The two most famous companies were allocated playhouses of their own. The Lord Admiral’s Men performed at the Rose Theatre on Bankside. Their lead actor was Edward Alleyn, admired for his portrayals of Christopher Marlowe’s Dr Faustus, Barabas the Jew and Tamberlaine the Great.

The second company was Shakespeare’s the Lord Chamberlain’s, later known as the King’s Men. They performed at the Theatre in Shoreditch, which was eventually dismantled, rebuilt on Bankside and renamed the Globe. Their star actor was Richard Burbage, who played the first ever Hamlet, Othello, Macbeth and King Lear.
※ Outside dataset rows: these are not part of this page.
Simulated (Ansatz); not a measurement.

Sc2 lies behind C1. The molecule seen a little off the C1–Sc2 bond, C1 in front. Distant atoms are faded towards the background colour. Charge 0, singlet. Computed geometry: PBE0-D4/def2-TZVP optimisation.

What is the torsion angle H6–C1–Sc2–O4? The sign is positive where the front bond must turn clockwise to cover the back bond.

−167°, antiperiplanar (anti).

Elizabethan actors worked hard; theatre-going was a new phenomenon in London and with so many playhouses competing with each other the plays had to be enthralling. The actors would perform up to thirty-five plays in a year without performing the same play on consecutive afternoons.

Actors memorised their lines from cue scripts, which contained only their lines and a few cues. It would have been common for an actor to forget a line, so he might make it up, borrow from another play or gesture to a prompter within the ‘tiring house’ to help him remember.

New plays were being written at a fast rate, firmly establishing the profession of the playwright in London, but popular plays like Shakespeare’s at the Globe and Marlowe’s at the Rose continued to be revived for years.

Between eight and twelve sharers or principal actors were responsible for the financial management of the company, hiring and firing and selecting plays to perform. Sometimes up to thirty hired men would perform a variety of tasks, such as minor acting roles, collecting money at the gate, acting as stagehand, or even helping actors to dress and undress.

Acting companies recruited boys to learn the trade; these boys were aged between twelve and twenty-one. They performed all the women’s roles. This means that the first Juliet, Desdemona and Portia were all played by young boys who wore glamorous gowns, wigs and white make-up.